The argument for this methodological claim is that the data in each of two connected domains may leave the choice of theory in that domain severely underdetermined, while the data in the domains taken together do much to constrain the choice of a single, comprehensive theory. The data in each of the separate domains may be consistent with multiple, more or less satisfactory equilibria, and yet the data in the domains taken together be consistent with only one equilibrium, or with a small family of equilibria. When we put the domains together, then we constrain the views to be defended in each domain, not just by the intuitions available in that area, but also by the intuitions available in the other domain. We ensure that there are more constraints on a satisfactory theory and we may thereby reduce the number of equally plausible candidates to a very few, or even to a singleton.

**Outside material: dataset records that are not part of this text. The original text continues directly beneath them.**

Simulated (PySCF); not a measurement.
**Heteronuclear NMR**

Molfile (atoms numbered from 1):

The lesson of this observation is that while domain-specific intuitions may be consistent with many theories of free will, and domain-specific intuitions consistent with many theories of political liberty, the combination of those sets of intuitions is capable of significantly constraining the choice of a single, unified theory of freedom. And this in fact is how I think it is.

There are many theories of free will, and many theories of political liberty, and little prospect in either area of definitively eliminating any of those options. The intuitions that guide theories of free will bear on what it means to say that an agent could have done otherwise, on what is involved in thinking that an agent authors an action in his or her own name, on what it is for an agent to be responsible for an action, and so on. And those intuitions have proven capable of being multiply interpreted and more or less satisfactorily systematized. The intuitions that guide theories of political liberty relate to whether raising the cost of an option inhibits an agent in the same way as the removal of an option, on whether we can say that natural obstacles as well as human beings interfere with choice, on whether a person can be unfree without suffering actual interference, and the like. And again those intuitions have lent themselves to a multiplicity of theoretical constructions.

In face of this underdetermination of theory in the two areas, it makes good sense to go back to the conceptual connection between free will and political liberty and to look into the prospects of a single, unified theory of freedom in general. And that is what I do in this book. I try to construct a theory that will bear at once on issues of free will and political liberty, and on the connections between the two. I seek out a theory that construes free will in such a way that it supports a defensible line on political liberty, and a theory that interprets political liberty in a way that fits with the line defended on free will. I seek a theory, in other words, that is constrained in each of its parts by the implications of that part across all the areas, psychological and political, in which we use the language of freedom.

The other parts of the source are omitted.